Leave Them Wanting
Not hungry. Just not done.
Last week, Jack and I went to Brin Pirathapan’s book launch. Elevate — it looks gorgeous, by the way, go and take a look. Afterwards, the two of us slipped out and walked to Wilson’s. Walk-in, no reservation, two covers. Pretty ambitious. We didn’t get in — they were full, which is exactly what you’d expect. But Jan saw us at the door and waved us through to the kitchen anyway.
He called out an order for snacks and champagne without hesitating. We weren’t expecting it. We stood in the kitchen, Jan plating in front of us and handing them over himself, then going straight back to his tickets. Three things. A glass each. Twenty minutes of conversation while he plated and called the kitchen. Then we thanked him, left, and went for dinner somewhere else.
I need to go to Wilson’s properly. Not because they’re consistently noted in the all-important lists, but because three things eaten standing up in a kitchen left me more lit up about returning than some meals I’ve sat down to properly. The less I had, the more it opened.
There are two kinds of full, and they’re not the same. There’s the physical kind — done, properly done, couldn’t eat another thing. That’s the baseline; if a kitchen isn’t clearing that bar, something has gone wrong. But there’s the other kind too. The dish you didn’t order. The train home where you’re already arguing with yourself about what you’d choose differently next time. Not because anything was missing — because you’ve just been reminded that there’s more.
In January, Jack and I ate at Adam Byatt’s Trinity; last autumn, at 64 Goodge Street. Both one Michelin star. Both running an à la carte — Trinity’s in a 4-4-4-4 structure, four snacks, starters, mains and desserts at £125; 64 Goodge Street running three courses at lunch for £59, which is, quite simply, too cheap for what it is. Outrageously good cooking at prices that feel like an oversight.

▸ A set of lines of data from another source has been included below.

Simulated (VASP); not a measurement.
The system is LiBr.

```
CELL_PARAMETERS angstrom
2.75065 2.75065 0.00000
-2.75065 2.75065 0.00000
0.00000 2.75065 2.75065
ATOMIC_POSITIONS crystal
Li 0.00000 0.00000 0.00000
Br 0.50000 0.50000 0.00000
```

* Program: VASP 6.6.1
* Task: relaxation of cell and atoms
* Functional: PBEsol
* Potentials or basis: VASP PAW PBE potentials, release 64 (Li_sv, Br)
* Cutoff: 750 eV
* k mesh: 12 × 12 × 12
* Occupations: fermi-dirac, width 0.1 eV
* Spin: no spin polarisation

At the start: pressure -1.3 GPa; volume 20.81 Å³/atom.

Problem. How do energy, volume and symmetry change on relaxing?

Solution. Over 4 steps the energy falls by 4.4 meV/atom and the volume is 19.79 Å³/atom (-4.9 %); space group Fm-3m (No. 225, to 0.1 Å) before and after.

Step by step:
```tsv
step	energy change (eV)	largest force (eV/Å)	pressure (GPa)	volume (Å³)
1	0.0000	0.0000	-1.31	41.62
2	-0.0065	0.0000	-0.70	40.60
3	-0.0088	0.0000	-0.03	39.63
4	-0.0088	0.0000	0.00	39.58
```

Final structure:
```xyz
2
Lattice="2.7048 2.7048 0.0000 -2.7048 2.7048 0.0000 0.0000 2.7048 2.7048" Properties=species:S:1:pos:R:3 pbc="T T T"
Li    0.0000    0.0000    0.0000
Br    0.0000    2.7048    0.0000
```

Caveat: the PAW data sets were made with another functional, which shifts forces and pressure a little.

At both restaurants, Jack and I ordered differently and shared. At both, we finished the meal having eaten perhaps half the menu between us. The other half sat there, unordered, unknown. At Trinity I’d been torn between the agnolotti and the smoked salmon. The waiter noticed, suggested the salmon — a classic, apparently, worth having on a first visit — and I took his advice. Then, quietly, while Jack and I were into the starters, he came back and set the agnolotti down between us. “I couldn’t have you miss out, seeing as I recommended the salmon.” So simple. So elegant. So powerful.
On the train home I was already planning the return visit. Not because anything had been missing — the meal was complete, the cooking was dizzying — but because I knew exactly what I wanted next time. The menu had given me enough to want the rest of it. FOMO, really. The good kind. The kind that brings people back.
I wrote something a while ago about the joy of anticipation — the pleasure of waiting for a meal you’ve already booked. This is the same instinct, activated from the other end. The restaurant puts you on the hook not before you arrive, but after you leave.
I should say, tasting menus can be extraordinary. I’ve eaten some of the best food of my life sitting through them. This isn’t a polemic.
But they do tend to close. You’ve eaten everything, seen the whole thing, and until the menu changes you’ve finished it. That’s a valid experience, although different altogether.
I think about this from our side of the pass at BANK and Lapin, more than people might expect. The dish you put on the menu sits next to the dish you don’t. The thing a guest orders shapes what they leave wondering about. Not every table needs to leave hungry in the literal sense — they absolutely shouldn’t — but the best outcome is a guest who’s eaten well and can’t stop thinking about what they didn’t order.
Jan wasn’t thinking about any of this when he called out that order. He was just being generous. There’s no other word for it. Three snacks in a kitchen while he called his tickets and we talked.
I simply need to go back.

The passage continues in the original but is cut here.